Copying Maps, Photographic Headquarters, Petersburg, Virginia
Attributed to Alexander Gardner (American, Glasgow, Scotland 1821–1882 Washington, D.C.)
Albumen silver print from glass negative
Image: 19 x 24.6 cm (7 1/2 x 9 11/16 in.)
Gilman Collection, Museum Purchase, 2005
Not on view
Alexander Gardner, George N. Barnard, and numerous other Civil War photographers duplicated maps and important military documents using a copy camera set up like the one shown in this view. Leaning against the log cabin are a pair of contact printing frames tilted toward the sun. For large and small campaigns and even minor exploratory forages, officers in the North and the South needed accurate regional maps, which were in short supply at war’s start. Since hand-tracing or engraving existing maps proved too time consuming, army topographic engineers hired photographers to copy and print maps and other important documents in the field.
Inscription: Stamped in blue ink on verso: "B. & CO."

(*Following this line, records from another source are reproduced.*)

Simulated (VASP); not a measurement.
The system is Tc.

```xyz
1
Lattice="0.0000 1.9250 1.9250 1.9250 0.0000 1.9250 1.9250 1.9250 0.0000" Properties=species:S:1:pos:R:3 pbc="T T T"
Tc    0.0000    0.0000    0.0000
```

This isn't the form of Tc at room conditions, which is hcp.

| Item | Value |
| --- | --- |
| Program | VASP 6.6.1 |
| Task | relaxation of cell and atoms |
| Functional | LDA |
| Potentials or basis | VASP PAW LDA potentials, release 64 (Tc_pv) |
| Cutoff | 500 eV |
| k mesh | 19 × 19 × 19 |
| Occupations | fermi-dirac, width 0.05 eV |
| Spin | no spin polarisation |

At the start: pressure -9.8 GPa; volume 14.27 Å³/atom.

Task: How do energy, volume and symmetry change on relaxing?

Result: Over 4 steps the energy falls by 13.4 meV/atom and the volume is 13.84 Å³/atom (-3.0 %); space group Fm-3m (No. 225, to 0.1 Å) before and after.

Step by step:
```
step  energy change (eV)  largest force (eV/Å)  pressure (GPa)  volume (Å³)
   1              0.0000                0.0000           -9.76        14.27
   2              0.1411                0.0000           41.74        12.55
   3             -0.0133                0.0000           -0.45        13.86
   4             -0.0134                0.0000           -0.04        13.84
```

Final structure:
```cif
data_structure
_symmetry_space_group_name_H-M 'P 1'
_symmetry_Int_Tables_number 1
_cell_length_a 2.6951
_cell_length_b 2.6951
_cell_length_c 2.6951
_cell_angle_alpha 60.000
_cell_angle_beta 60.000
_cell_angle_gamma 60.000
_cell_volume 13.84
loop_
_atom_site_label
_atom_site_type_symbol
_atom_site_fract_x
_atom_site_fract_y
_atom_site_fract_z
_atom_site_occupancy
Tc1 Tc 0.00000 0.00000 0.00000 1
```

(sold, Christie's East, Lot 34, November 6, 1984); Gilman Paper Company Collection, New York
The Metropolitan Museum of Art. "Photography and the American Civil War," April 2, 2013–September 2, 2013.
Gibbes Museum of Art. "Photography and the American Civil War," September 27, 2013–January 5, 2014.
New Orleans Museum of Art. "Photography and the American Civil War," January 31, 2014–May 4, 2014.